Smart Economy

Tech

Meta considers major layoffs as AI investment costs rise

SE24 Desk

 Published: 12:44, 15 March 2026

Meta considers major layoffs as AI investment costs rise

Meta is planning sweeping job cuts that could affect 20 percent or more of its workforce as the company seeks to offset the growing costs of artificial intelligence infrastructure and improve efficiency through AI-assisted work, according to sources familiar with the matter.

No final decision has been made on the scale or timing of the layoffs, but senior executives have recently informed other company leaders to begin planning workforce reductions, the sources said.

A Meta spokesperson described the reports as speculative and declined to confirm specific plans.

If the company proceeds with layoffs of around 20 percent, it would mark the largest workforce reduction since Meta’s restructuring in 2022 and 2023, which the company described as its “year of efficiency.” Meta had nearly 79,000 employees at the end of December, according to its latest regulatory filing.

In November 2022, Meta laid off about 11,000 workers, roughly 13 percent of its staff at the time. About four months later, the company announced an additional 10,000 job cuts.

Over the past year, Chief Executive Mark Zuckerberg has pushed the company to accelerate its efforts in generative AI. Meta has offered large compensation packages to recruit top AI researchers for a new superintelligence team.

The company has also outlined plans to invest up to 600 billion dollars in building data centers by 2028. It recently acquired the AI-focused social networking platform Moltbook and is reportedly spending at least 2 billion dollars to purchase the Chinese AI startup Manus.

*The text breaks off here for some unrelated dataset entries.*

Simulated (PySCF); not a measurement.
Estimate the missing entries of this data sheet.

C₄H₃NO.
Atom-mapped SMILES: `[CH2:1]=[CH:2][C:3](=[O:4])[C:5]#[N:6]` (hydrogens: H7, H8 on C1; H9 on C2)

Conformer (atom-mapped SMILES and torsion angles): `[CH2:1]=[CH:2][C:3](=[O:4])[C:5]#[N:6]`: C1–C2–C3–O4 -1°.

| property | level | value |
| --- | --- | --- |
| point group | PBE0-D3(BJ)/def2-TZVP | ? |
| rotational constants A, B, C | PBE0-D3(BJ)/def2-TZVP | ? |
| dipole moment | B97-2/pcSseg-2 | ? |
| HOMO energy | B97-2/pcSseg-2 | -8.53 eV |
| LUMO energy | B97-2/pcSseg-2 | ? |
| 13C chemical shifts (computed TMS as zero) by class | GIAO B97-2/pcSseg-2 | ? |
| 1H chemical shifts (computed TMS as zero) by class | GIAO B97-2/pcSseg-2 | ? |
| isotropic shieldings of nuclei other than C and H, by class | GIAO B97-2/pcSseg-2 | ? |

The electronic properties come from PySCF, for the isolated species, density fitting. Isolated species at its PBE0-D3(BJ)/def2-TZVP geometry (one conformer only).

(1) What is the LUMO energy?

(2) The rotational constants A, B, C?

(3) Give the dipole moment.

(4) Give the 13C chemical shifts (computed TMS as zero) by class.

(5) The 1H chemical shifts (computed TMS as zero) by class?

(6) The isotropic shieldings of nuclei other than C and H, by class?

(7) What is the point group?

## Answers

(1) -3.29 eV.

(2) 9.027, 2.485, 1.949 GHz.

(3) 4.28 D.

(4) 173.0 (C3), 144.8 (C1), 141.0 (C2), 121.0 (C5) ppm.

Zuckerberg has suggested that AI is already improving productivity, saying earlier this year that projects that once required large teams can now sometimes be handled by a single highly skilled worker.

Meta’s strategy reflects a broader trend across the technology sector, where companies are restructuring their workforces as AI tools become more capable. Earlier this year, Amazon confirmed plans to cut around 16,000 jobs, while fintech company Block also significantly reduced its staff, citing the increasing efficiency enabled by AI systems.

Meta’s AI push follows challenges with its Llama 4 models last year, including criticism over benchmark results and the cancellation of the largest version of the model. The company’s new superintelligence team is now working on a model called Avocado in an effort to strengthen its position in the AI race.